Feds announce plan to speed Everglades restoration

Miami HeraldOctober 27, 2011 

An alligator basks in the midday sun at Everglades National Park in Florida.

CHAS METIVIER — KRT

WASHINGTON — A new fast-track planning effort could shave years off the next phase of Everglades restoration, putting more fresh and clean water into the central and southern portions of Florida’s "River of Grass" more quickly.

A restoration task force that met Thursday in West Palm Beach, Fla., announced a rapid planning effort that, if approved by Congress, could transform how large public-works projects across the country are built. It’s also expected to cut the planning process for the next major restoration project in the central Everglades from six years to 18 months.

“The reality is the ecosystem has continued to degrade,” said Dawn Shirreffs, the Everglades restoration program manager for the National Parks Conservation Association. “We’re running out of time. We don’t have the time to spend six years on a project anymore.”

Thursday’s announcement came out of the U.S. Army Corps of Engineers’ effort to streamline large projects nationwide. The Army corps decided to use the planning process for the next major restoration project, which will provide more a natural flow and deeper clean new water through the central Everglades and Everglades National Park, as a pilot.

Previous plans were overly detailed, expensive and time-consuming, the Army Corps of Engineers found. The time — as well as data — being invested in studies wasn’t leading to a better product, officials said in materials that were prepared for Thursday’s task force meeting.

Also, projects in the Everglades had a tendency to be addressed one by one rather than simultaneously, Shirreffs said. But there are three components of Everglades cleanup, all intertwined, and all best addressed together, she said. Water can’t be moved unless it’s clean, it can’t be cleaned unless it’s stored and it can’t be stored unless it gets to the places designated for storage.

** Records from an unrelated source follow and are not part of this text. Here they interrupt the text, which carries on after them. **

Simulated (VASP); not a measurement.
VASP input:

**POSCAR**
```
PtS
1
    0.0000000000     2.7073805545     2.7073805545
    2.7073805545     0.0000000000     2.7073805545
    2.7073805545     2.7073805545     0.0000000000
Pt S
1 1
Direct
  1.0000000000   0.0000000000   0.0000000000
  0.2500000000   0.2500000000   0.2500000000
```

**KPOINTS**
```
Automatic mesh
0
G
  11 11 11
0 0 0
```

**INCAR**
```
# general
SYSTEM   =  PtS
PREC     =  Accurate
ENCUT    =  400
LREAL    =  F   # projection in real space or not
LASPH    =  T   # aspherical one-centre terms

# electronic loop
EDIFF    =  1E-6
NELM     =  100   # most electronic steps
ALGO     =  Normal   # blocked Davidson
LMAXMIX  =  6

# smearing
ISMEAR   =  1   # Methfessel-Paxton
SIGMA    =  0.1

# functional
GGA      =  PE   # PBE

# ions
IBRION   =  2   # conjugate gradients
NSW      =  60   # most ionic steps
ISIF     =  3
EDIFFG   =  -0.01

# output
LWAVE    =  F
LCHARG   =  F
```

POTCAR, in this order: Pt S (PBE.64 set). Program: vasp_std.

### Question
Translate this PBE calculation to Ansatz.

Cleaning up the pollution that's flowing into the Everglades requires reducing the phosphorus in the water to 10 parts per billion. Amounts any higher won’t stop changes in plant and animal life in the Everglades, a delicate ecosystem of marshlands and forests that's home to a variety of threatened species.

Because of high levels of phosphorus, cattails have been taking over the saw grass in the Everglades for decades. The pollutant has flowed from fertilizers on sugar and vegetable farms and the sprawling suburbs of South Florida.

The state was supposed to get to its phosphorus-reduction goal by 2012, but the Florida Legislature pushed back the deadline to 2016. Earlier this month, Florida Gov. Rick Scott met in Washington with Interior Secretary Ken Salazar and offered some alternative plans for resolving some of the legal disputes over water quality in the Everglades, but he also said that Florida would need another six years.

The state's plans call for downsizing some construction projects and relying more on water storage on public and private lands. The plan, Scott said, puts to use land that's already in public ownership so that projects can be authorized and built promptly "at a reasonable cost to the taxpayers."

Specifically, the state will be looking for opportunities to use publicly owned land to store and treat water in the Everglades Agricultural Area — where farmlands exist amid the Everglades' water system — and move the water south to water conservation areas and Everglades National Park.

That’s expected to achieve more natural water circulation and tie together the state’s work north of the conservation areas and the Interior Department’s Tamiami Trail bridging project, along the highway that runs from Tampa to Miami, passing through the Everglades.

Last week, Salazar visited the Tamiami Trial project in Miami-Dade County. It’s one of the first bridges in a series of planned spans that would raise parts of the highway above the wetlands and eventually could restore the historic freshwater flow of the River of Grass to levels not seen in 80 years.

The federal government eventually would like to see 5.5 miles of bridges on Tamiami Trail, at an estimated cost of $324 million and to be built over four years. So far, it’s unclear whether money for the bridges will be budgeted, however.

Friday, officials will break ground on a separate project: a 12,000-acre reservoir in western Martin County, Fla., designed to improve the quality of the water in the St. Lucie Estuary and the southern portion of the Indian River Lagoon.

A congressional subcommittee will look next week at the U.S. Fish and Wildlife Service’s plans to acquire more land in the Everglades for conservation, how it would be paid for and what effect it would have on public access and recreation within the refuge and conservation area.